But the most notorious attack on civilians was to come in July 1995, at Srebrenica, a Bosniak enclave under UN protection.

The worst atrocity in Europe since World War II occurred after Gen Mladic's forces overran the town and rounded up Bosniak men and boys aged between 12 and 77.

Hours before the shooting began, the general himself was seen handing out sweets to Bosniak children in the main square, and patting one on the head.

Then, over five days, at least 7,500 captives were killed, reportedly machine-gunned in groups of 10 before being buried by bulldozer in mass graves.

Later that year, the UN war crimes tribunal indicted Gen Mladic on two counts of genocide for the Sarajevo siege and the Srebrenica massacre.

Flight and arrest
Gen Ratko Mladic as an old man (undated image) Ratko Mladic had aged considerably by the time he was captured

After the Bosnian war, Gen Mladic returned to Belgrade, enjoying the open support and protection of the late Yugoslav President, Slobodan Milosevic.

He could be seen visiting public places, eating in expensive restaurants and even attending football matches.

But when Milosevic was arrested in 2001, the former Bosnian Serb commander disappeared from public view.

In October 2004, former aides to the general began surrendering to the Hague war crimes tribunal as Belgrade came under intense international pressure to co-operate.

Speculation mounted that Gen Mladic would also soon be arrested when Radovan Karadzic was detained in Belgrade in July 2008.

But it was not until 26 May 2011 that Europe's most-wanted war-crimes suspect was finally arrested by Serbian intelligence officers and war crimes investigators in the village of Lazarevo, 100km (60 miles) north-east of Belgrade.

Despite having two guns, the ex-general reportedly offered no resistance.

"I could have killed 10 of you if I wanted. But I didn't want to. You're just young men, doing your job," he told the Serbian policemen who came to arrest him, according to a neighbour who was present.

He was in poor health, and had difficulty moving, apparently due to a series of strokes.
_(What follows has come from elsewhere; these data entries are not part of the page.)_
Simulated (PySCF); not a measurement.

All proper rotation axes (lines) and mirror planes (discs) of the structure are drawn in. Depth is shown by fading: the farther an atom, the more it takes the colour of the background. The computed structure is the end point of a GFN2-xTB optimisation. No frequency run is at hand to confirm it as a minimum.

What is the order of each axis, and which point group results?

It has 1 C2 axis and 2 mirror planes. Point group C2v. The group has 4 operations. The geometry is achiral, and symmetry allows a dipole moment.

In hearings before the start of his trial he told the court: "I'm very old. Every day I'm more infirm and weaker."

He said he could not concentrate for long periods.

Despite his frailty he has been defiant in court, arguing with the judge and declaring his motivation was simply "defending my country".

But the BBC's Peter Biles, who has watched some of the proceedings in the court, says it is determined to keep the trial moving, and not to be derailed by any antics from the dock.